Defense attorney Joshua Insley confronted Baltimore PD officer Cabreja about whether the department had signed a nondisclosure agreement regarding the agency’s use of the CSS. “Does this document instruct you to withhold evidence from the state’s attorney and Circuit Court, even upon court order to produce?” he asked.

“Yes,” was Cabreja’s shocking response.

This information was similar to an agreement eventually uncovered by the ACLU between the Harris Corporation and the Delaware State Police. That agreement stated officers could not “discuss, publish, release or disclose any information pertaining to the (cellphone tracking) products” to “the general public, to companies, to other governmental agencies, or even to other officers who do not have a ‘need to know.’” A letter from Harris Corporation’s Michael E. Dillon said “[o]nly officers with arrest authority are permitted to use them (Stingrays) or have knowledge of how they work” and that “[s]tealth, quiet approach and skilled execution are the glue that transforms weapons and technology investments into capabilities and results.”

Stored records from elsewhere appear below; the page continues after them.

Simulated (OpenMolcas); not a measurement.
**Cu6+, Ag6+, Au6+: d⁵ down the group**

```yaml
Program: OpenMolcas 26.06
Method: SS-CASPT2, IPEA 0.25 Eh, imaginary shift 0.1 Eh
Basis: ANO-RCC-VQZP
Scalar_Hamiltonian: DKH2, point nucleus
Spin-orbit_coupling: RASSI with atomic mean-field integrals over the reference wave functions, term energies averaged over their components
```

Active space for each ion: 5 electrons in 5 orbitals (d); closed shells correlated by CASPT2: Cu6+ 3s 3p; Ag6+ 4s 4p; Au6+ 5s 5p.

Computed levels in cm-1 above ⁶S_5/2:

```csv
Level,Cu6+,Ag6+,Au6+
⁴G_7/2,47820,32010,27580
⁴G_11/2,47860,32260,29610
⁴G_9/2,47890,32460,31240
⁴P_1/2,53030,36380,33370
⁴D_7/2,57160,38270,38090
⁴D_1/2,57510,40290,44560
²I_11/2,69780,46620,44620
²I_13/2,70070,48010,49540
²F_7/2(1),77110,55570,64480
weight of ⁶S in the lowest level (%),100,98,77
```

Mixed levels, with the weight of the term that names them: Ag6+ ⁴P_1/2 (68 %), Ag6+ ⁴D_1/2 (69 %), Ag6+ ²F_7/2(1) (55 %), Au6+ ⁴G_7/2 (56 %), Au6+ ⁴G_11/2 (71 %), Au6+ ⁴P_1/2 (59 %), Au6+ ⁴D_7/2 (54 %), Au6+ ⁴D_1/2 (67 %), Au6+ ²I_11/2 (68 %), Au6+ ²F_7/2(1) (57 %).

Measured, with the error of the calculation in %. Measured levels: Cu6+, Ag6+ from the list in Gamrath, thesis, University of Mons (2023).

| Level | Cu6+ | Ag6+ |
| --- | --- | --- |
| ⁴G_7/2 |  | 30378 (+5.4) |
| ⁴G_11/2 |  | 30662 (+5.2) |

Reporting from Wired magazine about these agreements states that “police are advised to pursue ‘additional and independent investigative means and methods’ to obtain evidence collected through use of a cell site simulator, though suggestions provided by the FBI on how this could be accomplished were redacted by the bureau.” This advice seems to encourage police to engage in a practice known as “parallel construction,” which is where evidence obtained in violation of the U.S. Constitution is laundered by having officers unconnected to the evidentiary violation act on it without revealing the true origin of the information for the purpose of misleading the courts.

Similar reporting from the NYCLU detailed one such NDA between the FBI and the Erie County Sheriff’s Office in New York state. “Its confidentiality agreement with the FBI also instructs the Sheriff’s Office that the FBI may request it to dismiss criminal prosecutions rather than risk compromising the secrecy of how Stingrays are used,” wrote the NYCLU. This means that whenever officers are at risk of providing information about how a CSS actually functions, the FBI may require the state prosecutor to drop the criminal case—allowing a possibly dangerous criminal to be released—instead of complying with court orders to produce the information.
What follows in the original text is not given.